"Had I realized that advertising on Philadelphia radio was so effective, I would have started sooner. It would have helped to build our business faster," says Frank Lobascio. He is the Managing Partner of Armor Metals and Recycling in Pennsauken Township, New Jersey.
The company recycles scrap metals, including copper, aluminum, brass, and steel. The company also recycles electronic equipment, wire, and computers.
Mr. Lobascio and his brother Joe founded the company in 2011 following the sale of the moving and storage company they operated for 32 years. Friends and relatives familiar with recycling thought it would be a good business for the brothers to try next.
"In the beginning, we could not afford anything like radio advertising. So, our only form of marketing was me. I literally went door-to-door, handing out my cards to businesses asking if I could buy their scrap metal and old computers."
"Every company has metal it needs to get rid of," he says. "Old wires, old computers, and scrap from manufacturing, old furniture, you name it."
"Once a company would agree to let me buy from them, my brother Joe would then be responsible for selling the scrap to foundries. They would then recycle the different types of metals I had brought in. Our profit was the difference between the cost of buying and selling."
Fortunately for the Lobascios, in late 2012, there was a huge worldwide demand for American recycled commodities. It stemmed from a weakened US dollar and building booms in places like China and Dubai. As a result, business at Armor Metals and Recycling exploded.
"Prices for commodities like scrap metal were selling at record highs. It was the perfect storm of positive events for a new company like ours."
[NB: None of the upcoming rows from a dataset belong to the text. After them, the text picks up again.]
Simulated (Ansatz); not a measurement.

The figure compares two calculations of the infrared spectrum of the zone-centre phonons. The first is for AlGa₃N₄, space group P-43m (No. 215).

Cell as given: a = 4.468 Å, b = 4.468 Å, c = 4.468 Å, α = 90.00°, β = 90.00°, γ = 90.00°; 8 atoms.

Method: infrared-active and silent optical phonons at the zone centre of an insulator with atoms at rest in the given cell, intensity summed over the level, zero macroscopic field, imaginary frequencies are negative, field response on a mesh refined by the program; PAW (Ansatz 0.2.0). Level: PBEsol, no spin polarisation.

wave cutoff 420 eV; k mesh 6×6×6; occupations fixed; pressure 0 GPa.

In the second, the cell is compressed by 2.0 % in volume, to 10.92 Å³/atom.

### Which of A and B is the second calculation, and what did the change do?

"In 2014, though, the commodities markets began cooling. By 2016, it had crashed," says Mr. Lobascio. "To survive, we needed to bring in a higher volume of scrap to offset the effects of lower prices."
This was something Frank could not accomplish by going door-to-door. He needed a way to reach a lot more people.
"I learned over time that a lot of our suppliers listen to Philadelphia radio. So, I would ask them which stations they listen to most. That's where I started."
In 2016, Armor Metal & Recycling broadcast its first radio commercial.
"We had good response almost right away," says Mr. Lobascio. "New customers were telling us all the time that they learned about us on the radio."
More Radio Stations Are Added To Marketing Mix
He was so pleased with the results of his first radio campaign Mr. Lobascio added a second station. Then a third. And then, a fourth.
"Every time we added a new station to our mix," he says, "We saw a significant increase in new customers. We were getting calls from companies we never heard of who had a lot of scrap to sell."
"One of our biggest single deals, ever, came from an electrical company in Allentown. The customer had heard about us from a commercial on a Philadelphia radio station. He called us out of the blue and told us he had an extraordinary amount of scrap wire he needed to get rid of. We were there the next day with our trucks to pick it up."
Mr. Lobascio also credits his radio advertising with the opportunity to pick-up NFL films and The Federal National Mortgage Association (aka Fannie Mae) as customers.
Radio Advertising Opens The Door To New Customers
"The majority of our scrap now comes from very large companies," he says. "Companies like Pepsi and Dow Chemical. Philadelphia radio advertising often plays a part for us getting into these companies."
According to Nielsen, radio advertising is the most potent way for companies like Armor Metal & Recycling to reach decision makers at both large and small companies.
Every week, for instance, Philadelphia radio reaches 92.6% of all business decision makers and 95.6% of all small business owners in the Delaware Valley. This is significantly more than are reached by other advertising options.
Mr. Lobascio is so confident in the value of Philadelphia radio that he now advertises almost every week of the year.
"I can tell you exactly when our commercials are on the radio," he says, "because when they are, we get new customers."